A group of 35 international labour and human rights advocacy groups yesterday called for charges against a trio of Cambodian civil society activists to be dropped.
“We, the undersigned global unions and international human rights and workers’ rights organizations, call for the charges against Cambodian human rights defender Moeun Tola to be immediately dropped,” reads the statement, signed by groups including Human Rights Watch and the Clean Clothes Campaign.
While the groups focus mostly on Tola, a prominent labour rights activist, they also urged the dismissal of charges for his ostensible “co-defendants”, activist monk But Buntenh and media advocate Pa Nguon Teang.
The trio was accused of misappropriating funds meant for the funeral of slain political activist Kem Ley. They were ordered sent to pre-trial detention, but have not returned to Cambodia from abroad to face the charges.
Rights groups and observers have criticised the charges as politically motivated, and Ley’s family has repeatedly maintained the innocence of the accused. The complaint was filed by Cambodia Youth Party head Pich Sros, who has no relationship to the Ley family, but has filed numerous lawsuits seemingly benefiting the ruling party, including an initial complaint against the Cambodia National Rescue Party, after which the party was dissolved.
“It is well known that Cambodia’s courts are not independent, but rather are driven by the political interests of the ruling Cambodian People’s Party. These charges constitute an attempt to silence and punish one of the country’s leading independent voices for worker rights,” the statement says.
“This case is emblematic of broader deterioration in the labor rights and human rights climate in Cambodia,” the statement continued.
Justice Ministry spokesman Chhin Malin brushed off the appeals on the trio’s behalf, calling the statement “politically motivated” and saying no institutions can interfere with Cambodia’s internal court affairs.

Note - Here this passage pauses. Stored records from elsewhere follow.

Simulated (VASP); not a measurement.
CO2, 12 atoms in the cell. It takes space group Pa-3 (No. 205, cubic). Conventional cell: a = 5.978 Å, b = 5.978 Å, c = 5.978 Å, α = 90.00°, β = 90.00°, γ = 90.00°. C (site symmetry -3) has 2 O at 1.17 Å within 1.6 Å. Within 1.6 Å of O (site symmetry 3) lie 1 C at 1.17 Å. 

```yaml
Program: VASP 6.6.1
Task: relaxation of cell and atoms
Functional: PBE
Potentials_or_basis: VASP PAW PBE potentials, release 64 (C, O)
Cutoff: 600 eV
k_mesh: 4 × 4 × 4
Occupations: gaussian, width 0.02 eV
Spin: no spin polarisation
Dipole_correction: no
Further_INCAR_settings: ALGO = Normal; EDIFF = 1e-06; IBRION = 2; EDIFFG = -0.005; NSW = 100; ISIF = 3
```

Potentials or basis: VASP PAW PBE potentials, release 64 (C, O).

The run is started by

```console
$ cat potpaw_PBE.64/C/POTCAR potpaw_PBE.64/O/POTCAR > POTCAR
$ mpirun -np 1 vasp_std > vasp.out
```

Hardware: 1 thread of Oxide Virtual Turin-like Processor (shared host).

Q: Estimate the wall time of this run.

“Their concern and their political message will not influence the court’s procedure,” he said.
Malin continued that civil society organisations are welcome to assist on “technical” matters, such as providing Tola with a legal team, and accused the organisations of supporting “that political party”, a likely reference to the dissolved CNRP.
“Don’t think about your country’s laws, just look at our Criminal Code and criminal procedure,” he said.